Marion Franklin Ham (February 18, 1867 - July 23, 1956) was born in Harveysburg, Ohio, where he grew up and completed high school.
Early association with the peculiar beauty of the fertile valleys of southern Ohio developed and fostered the poetic sentiment within him, according to a biographical sketch printed in the Magazine of Poetry in 1894. His first book of poetry, The Golden Shuttle (1896) was published to mixed reviews, though it was apparently successful enough to go through at least three printings. He was then living in Chattanooga, Tennessee, where he had joined the Unitarian Church. In 1898 he was ordained, despite having no college education.
From Tennessee, he moved to Dallas, pastoring the First Unitarian congregation there, then went on to churches in Massachusetts. His earliest hymns appeared in the Unitarian New Hymn and Tune Book (1914), including one we have seen before and this one.
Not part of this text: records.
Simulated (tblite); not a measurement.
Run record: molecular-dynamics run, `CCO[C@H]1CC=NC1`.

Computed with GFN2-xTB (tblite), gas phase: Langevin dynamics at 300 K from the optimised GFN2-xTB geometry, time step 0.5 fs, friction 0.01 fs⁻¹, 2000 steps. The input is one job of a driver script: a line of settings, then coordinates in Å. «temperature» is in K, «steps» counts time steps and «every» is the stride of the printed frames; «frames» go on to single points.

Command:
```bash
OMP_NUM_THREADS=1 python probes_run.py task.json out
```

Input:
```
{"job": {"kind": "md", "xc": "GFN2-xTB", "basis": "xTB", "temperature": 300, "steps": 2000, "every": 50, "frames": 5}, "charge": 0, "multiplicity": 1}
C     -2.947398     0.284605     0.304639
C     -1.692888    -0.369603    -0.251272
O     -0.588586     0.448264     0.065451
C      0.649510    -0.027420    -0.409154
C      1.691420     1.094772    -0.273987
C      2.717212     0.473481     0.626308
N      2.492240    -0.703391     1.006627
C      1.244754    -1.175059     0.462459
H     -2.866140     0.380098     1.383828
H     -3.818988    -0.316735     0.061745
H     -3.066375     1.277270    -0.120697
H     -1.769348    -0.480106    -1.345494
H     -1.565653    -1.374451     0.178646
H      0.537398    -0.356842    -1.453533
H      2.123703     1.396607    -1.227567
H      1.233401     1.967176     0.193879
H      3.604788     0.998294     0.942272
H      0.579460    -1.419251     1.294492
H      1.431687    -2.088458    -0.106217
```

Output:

I hear thy voice, within the silence speaking;
Above earth's din it rises, calm and clear;
Whatever goal my yearning soul is seeking,
Its whispered message tells me thou art near.
In sorrow's hour, when frowning storm-clouds hide thee,
And faith can see no friendly stars above,
Still, through the gloom, thy words of comfort guide me,
And I find light and shelter in thy love.
When troubles come, our doubt and fear revealing,
And all the good seems sadly marred by wrong,
Amidst the discord, like sweet music stealing,
Thy voice, abiding, fills my soul with song.
O living voice, within the silence calling!
My spirit answers, wheresoe'er I roam;
Through life's brief day still keep my feet from falling,
And lead me, though the evening shadows, home.
Marion Franklin Ham, 1912; alt.
Tune: EIRENE (220.127.116.11)
Frances Ridley Havergal, 1871
Ham continued to write hymns for the rest of his life (many are still under copyright) which appeared in different denominational hymnals. His most well-known hymn to the Unitarians is probably As tranquil streams that meet and merge (1933), which became a sort of anthem for the joining of the Unitarian and Universalist denominations, long-discussed but only brought to fruition in 1961, after his death.
EIRENE is a tune by Frances Ridley Havergal, who remains primarily known for her hymn texts. I think some of her tunes are definitely worth another look.